From dcac36c8cf3a7862cb7236cb837f8ce9a8d04f9d Mon Sep 17 00:00:00 2001
From: Mark Burnett <mark.m.burnett@gmail.com>
Date: Fri, 7 Sep 2018 07:52:44 -0500
Subject: [PATCH] Fix: Avoid etcd bootstrap race

This adds a sleep to avoid a tight restart loop for etcd when running in
bootstrap mode (e.g. to spin up etcd for calico).

This doesn't seem to have manifested before, but I saw it while
troubleshooting an environment yesterday, and I'm surprised it hasn't
been seen before.

The issue manifests as repeated teardown and replacement of the
bootstrapping <svc>-etcd-<hostname> pod put in place by the anchor.  The
log messages in the etcd container of the pod will say that etcd is
terminating because it got SIGTERM, and a large number of pause
containers will be left behind and visible in `docker ps -a`.  The
constant pod replacement was racing with how quickly kubernetes would
see the healthy (non-anchor) etcd pod allowing the anchor to be able to
reach etcd over the kubernetes service to check its health.  A successful
health check by the anchor ends the bootstrapping phase, exiting the
race.

I'm confident there's a better approach to clean this section of code
up; however, the concern with this PS is to address the problematic
tight loop, allowing a more rigorous improvement to come later.

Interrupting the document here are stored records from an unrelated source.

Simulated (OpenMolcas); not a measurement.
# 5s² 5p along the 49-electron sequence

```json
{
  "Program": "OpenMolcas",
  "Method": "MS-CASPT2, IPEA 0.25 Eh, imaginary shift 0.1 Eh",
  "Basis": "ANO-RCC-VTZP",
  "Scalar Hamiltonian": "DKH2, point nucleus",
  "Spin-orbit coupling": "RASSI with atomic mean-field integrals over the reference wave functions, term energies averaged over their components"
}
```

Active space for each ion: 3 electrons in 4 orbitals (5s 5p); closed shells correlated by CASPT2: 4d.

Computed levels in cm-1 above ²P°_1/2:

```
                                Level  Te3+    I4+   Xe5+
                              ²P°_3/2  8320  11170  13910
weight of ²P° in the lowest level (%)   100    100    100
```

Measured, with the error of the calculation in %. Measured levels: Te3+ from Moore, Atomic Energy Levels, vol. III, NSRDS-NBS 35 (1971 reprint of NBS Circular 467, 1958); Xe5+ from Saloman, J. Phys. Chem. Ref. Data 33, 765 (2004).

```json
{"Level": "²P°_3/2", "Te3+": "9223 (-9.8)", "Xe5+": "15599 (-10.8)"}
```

Change-Id: I0e3181194cfcd376967672b47a5e126103b4dfe4
---
 charts/etcd/templates/bin/_etcdctl_anchor.tpl | 1 +
 1 file changed, 1 insertion(+)
diff --git a/charts/etcd/templates/bin/_etcdctl_anchor.tpl b/charts/etcd/templates/bin/_etcdctl_anchor.tpl
index b0d8b762..c17fca3e 100644
--- a/charts/etcd/templates/bin/_etcdctl_anchor.tpl
+++ b/charts/etcd/templates/bin/_etcdctl_anchor.tpl
@@ -76,6 +76,7 @@ while true; do
         ETCD_INITIAL_CLUSTER=${ETCD_NAME}=https://\$\(POD_IP\):{{ .Values.network.service_peer.target_port }}
         ETCD_INITIAL_CLUSTER_STATE=new
         create_manifest "$ETCD_INITIAL_CLUSTER" "$ETCD_INITIAL_CLUSTER_STATE" "$MANIFEST_PATH"
+        sleep {{ .Values.anchor.period }}
         continue
     fi
     {{- end }}